The reason why you need a (read) memory barrier in Core B is that the core may reorder the message reading instruction wherever it wants, since
no, there is no data dependency between the reading of the flag and the reading of the message, at least not in the code above: the only information needed for reading Msg is its address and this is known at each point in time. You might want to argue that there is a control dependency. However, control dependencies do not impose any ordering constraints on memory reads.
On arm platform, the u-boot will invalidate TLBs, icache and BP array at beginning, but what's the reason? Is it necessary?
cpu_init_crit:
/*
* Invalidate L1 I/D
*/
mov r0, #0 # set up for MCR
mcr p15, 0, r0, c8, c7, 0 # invalidate TLBs
mcr p15, 0, r0, c7, c5, 0 # invalidate icache
mcr p15, 0, r0, c7, c5, 6 # invalidate BP array
mcr p15, 0, r0, c7, c10, 4 # DSB
mcr p15, 0, r0, c7, c5, 4 # ISB
A reset may be hard or soft. It is possible for something to jump to a reset vector. If cache is enabled with stale entries, the code may crash resulting in a system not booting. This can be more common than you think as SDRAM may miss behave after a cold power on and mis-read causing a crash. Often a watchdog or unrecoverable faults will jump to the reset vector. Finally, there maybe u-boot systems in XIP NOR flash. Some systems/code may just jump to this code to perform a soft reset.
In all of these cases, the debug available is NIL. You may have a working system in 99.9999% of the cases. Having to trouble shoot a boot failure on particular hardware which only occurs in a hot bar or an ice cream freezer might make you enjoy this extra code. Ie, there are rare circumstances where it is needed.
Hardware failures are much more common as supply rails come on line. Datasheets describe properly behaving systems with power/temperature, etc in range. u-boot may not operate in this ideal world. If your concern is boot time, you are much better to write your own loader (keep this code though) or optimize things like BSS clearing, etc.
On A15/A7/A12 you do not need to do cache/mmu/btb invalidation on post-reset, so this is done just for "paranoia" reasons. However, there might be cores which do not perform auto-invalidate on reset so this code just makes sure that the same behavior is preserved across different core types.
This is necessary in the cases where the invalidation is not done in hardware on a reset (cold or warm). Another more practical reason is that U-Boot is typically not the first piece of code that runs on the hardware. In most cases there would be the ROM code that runs before U-Boot and to avoid making any assumptions regarding the state of the hardware when U-Boot got control of the system it's safer to always try and get the hardware to a known state and proceed from there.

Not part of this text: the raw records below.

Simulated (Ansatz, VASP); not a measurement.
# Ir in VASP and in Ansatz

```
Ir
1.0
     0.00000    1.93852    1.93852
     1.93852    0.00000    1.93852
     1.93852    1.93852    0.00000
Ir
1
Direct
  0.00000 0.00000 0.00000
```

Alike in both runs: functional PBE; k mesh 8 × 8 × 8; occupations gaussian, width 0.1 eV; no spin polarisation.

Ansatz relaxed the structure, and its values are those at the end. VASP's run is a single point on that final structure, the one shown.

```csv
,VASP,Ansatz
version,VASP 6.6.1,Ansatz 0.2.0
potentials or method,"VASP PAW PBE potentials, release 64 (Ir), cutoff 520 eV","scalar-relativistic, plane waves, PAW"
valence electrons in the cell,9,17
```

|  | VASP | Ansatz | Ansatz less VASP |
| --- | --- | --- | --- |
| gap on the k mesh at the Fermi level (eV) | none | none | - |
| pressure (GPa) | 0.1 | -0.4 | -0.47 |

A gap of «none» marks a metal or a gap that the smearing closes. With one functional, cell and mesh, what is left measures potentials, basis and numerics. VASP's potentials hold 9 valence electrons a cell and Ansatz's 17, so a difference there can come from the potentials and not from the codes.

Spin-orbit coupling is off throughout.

According to some tutorials, we will disable MMU and I/D-Caches at the beginning of bootlaoder. If I understand correctly, it aims to use the physical address directly in the program, so please correct me if I'm wrong. Thank you!
Secondly, we do this to disable MMU and Caches:
mrc P15, 0, R0, C1, C0, 0
bic R0, R0, #0x00002300 # clear bits 13, 9:8
bic R0, R0, #0x00000087 # clear bits 7, 2:0
orr R0, R0, #0x00000002 # set bit 2 (A) Align
orr R0, R0, #0x00001000 # set bit 12 (I) I-Cache
mcr P15, 0, R0, C1, C0, 0
D-Cache, MMU and Data Address Alignment Fault Checking have been disabled by clear bits 2:0, but why we enable bit 2 immediately in the following instrument? To make sure this manipulation is valid?
Last question is why D-cache is disabled but I-caches is able? To speed up instrument process?
Last question is why D-cache is disabled but I-caches is able? To speed up instrument process?
The MMU has settings to determine which memory regions are cacheable or not. If you do not have the mmu on but you have the data cache on (if possible) then you cannot safely talk to peripherals. if you read the uart status register for example that goes through the cache just like any other data operation, whatever that status is stays in the cache for subsequent reads until such time as that cache line is evicted and you get one more shot at the actual register. Lets say for example you have some code that polls the uart status register waiting for a character in the rx buffer. If that first read shows there is no character, that status goes in the cache, you will remain in the loop forever since you will never get to talk to the status register again you will simply get the cached copy of the register. if there was a character in there then that status also gets cached, you read the rx register, and perhaps do something, if when you come back again if the status has not been evicted from the data cache then you get the stale status which shows there is a character, you rx buffer read may or may not also be cached so you may get the stale value in the cache, you may get a stale value or whatever the peripheral does when you read and there is no new value or you might get a new value, but what you dont get in these situations is proper access to the peripheral. When the mmu is on, you use the mmu to mark the address space used by that peripheral as non-(data)-cacheable, and you dont have this problem. With the mmu off you need the data cache off for arm systems.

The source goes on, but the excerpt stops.